The rigorous new demands of the digital economy are forcing enterprises to modernize outdated and increasingly brittle IT environments that were not originally intended to handle the always-on and data-fueled business demands of today.
While those modernization efforts eventually span all elements of the IT landscape, the area drawing the greatest amount of focus today for business leaders is getting their data capabilities up to speed. Regardless of what industry a company is in, or whether it has 500 or 150,000 employees, the success of every business over the next few years will hinge on its ability to become a data-driven enterprise that can gather, analyze, and act on data to:
- Gain deeper insights into its own products and services
- Identify new market opportunities ahead of competitors
- Engage more intimately and productively with customers
- Collaborate more effectively and rapidly with partners and suppliers
- Create new revenue flows from data-centric products and services
- Help rapidly evolving organizations dazzle customers and employees
But sitting in between that appealing aspiration and life-in-the-trenches reality lie some aging databases, servers, applications, middleware, and underlying architecture built for a business world in which stability and steadiness were the objectives, and frequent changes were the enemy.
So what’s the right path toward that data-centric future? Well, let’s look at a few options:
- Rip and Replace. Some companies have gone with the old “rip and replace” model, which plays out pretty much as it sounds: Existing stuff is torn out and new stuff is installed. Meanwhile, there are lots of high-anxiety moments for the company whose production systems are being blown up and rebuilt. More and more, this highly invasive R&R approach feels like a fossilized relic from another era which is incredibly expensive and requires a considerable amount of time, labor resources, and effort.
- Do Nothing! While option #1 might sound unappealing — and it usually is exactly that — this tried and true approach of whistling past the graveyard is even worse. With #1, there’s a chance of success; with the Do Nothing plan, total failure is guaranteed.
- Go with modern real-time expertise. An impressive array of modern technologies and solutions can help enterprises overcome the perils of outdated, overpriced, and underpowered technology and deliver robust data capabilities.
Redis Enterprise, the real-time data platform, specializes in helping global businesses of any size accelerate and simplify their data operations without having to undergo a high-risk rip-and-replace procedure. Let’s take a look at two of the most common ways businesses are deploying Redis Enterprise to accelerate their use of data while also lowering costs and simplifying the IT environment.
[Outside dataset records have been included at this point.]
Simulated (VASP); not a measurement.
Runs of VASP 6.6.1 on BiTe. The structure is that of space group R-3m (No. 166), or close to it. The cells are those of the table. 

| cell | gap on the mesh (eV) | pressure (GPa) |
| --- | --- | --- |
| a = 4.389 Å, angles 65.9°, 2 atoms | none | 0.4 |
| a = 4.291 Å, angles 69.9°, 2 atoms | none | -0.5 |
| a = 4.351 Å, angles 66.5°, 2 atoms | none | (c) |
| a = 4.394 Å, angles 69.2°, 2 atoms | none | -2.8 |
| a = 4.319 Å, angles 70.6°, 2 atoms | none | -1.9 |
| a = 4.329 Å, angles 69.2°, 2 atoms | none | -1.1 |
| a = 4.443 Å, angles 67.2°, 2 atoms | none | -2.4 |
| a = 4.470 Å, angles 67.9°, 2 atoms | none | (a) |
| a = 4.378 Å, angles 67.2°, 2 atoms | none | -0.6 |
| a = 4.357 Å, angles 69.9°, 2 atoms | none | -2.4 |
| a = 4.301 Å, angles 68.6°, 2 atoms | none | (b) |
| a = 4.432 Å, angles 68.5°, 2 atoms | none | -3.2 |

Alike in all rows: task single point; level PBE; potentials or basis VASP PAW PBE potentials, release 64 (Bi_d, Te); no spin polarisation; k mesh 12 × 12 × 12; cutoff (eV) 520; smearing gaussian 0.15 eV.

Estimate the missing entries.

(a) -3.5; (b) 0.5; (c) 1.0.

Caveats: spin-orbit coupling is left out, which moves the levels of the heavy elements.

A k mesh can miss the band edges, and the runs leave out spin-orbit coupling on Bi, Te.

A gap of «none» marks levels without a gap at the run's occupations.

A. Helping to Optimize Your Oracle Investments
Redis Enterprise has been designed to work with and overcome the limitations of Oracle’s database technologies, which are already used by hundreds of thousands of businesses. This can help you preserve your Oracle investments while also gaining the ability to handle modern data-intensive use cases such as AI, session management, fraud detection, and real-time claims processing.
In addition to driving much greater levels of database speed and performance, Redis Enterprise also helps businesses overcome two other persistent problems with older Oracle technology: cost and inflexibility.
- Cost: Licenses for some Oracle Databases can cost tens of thousands of dollars. While those technologies might have been state-of-the-art when first introduced, they simply can’t deliver world-class value in today’s data-intensive business environment.
- Inflexibility: Because a lot of Oracle Databases support only relational data, they cannot be used with multiple data models—and today, with so much data coming in from so many places, businesses have to be able to handle multiple data models.
B. How Caching Can Help Optimize Your Modernization Efforts
Microservices applications have become a powerful tool for enterprises, offering such benefits as:
- Deploy code more rapidly: Small teams can be more adaptable and agile
- Optimize solutions: Developers can build with the best technology for the desired outcome
- Boost developer productivity: Simple and modular code can be reused for multiple purposes, which accelerates development cycles
- Isolate faults: Application components are individually operable and scalable so problems in one don’t impact other microservices
However, microservices architectures also have some challenges, including complexity, consistency, and latency.
But Redis Enterprise has been designed to overcome all of those challenges, and caching helps IT teams surmount the negative issues of microservices:
“[Caching] takes data that was stored in a database on your server’s hard disk and moves it to a temporary place where it can be accessed far more quickly and efficiently. As a result, the complex, energy, and time-consuming operation to acquire data only needs to be performed once….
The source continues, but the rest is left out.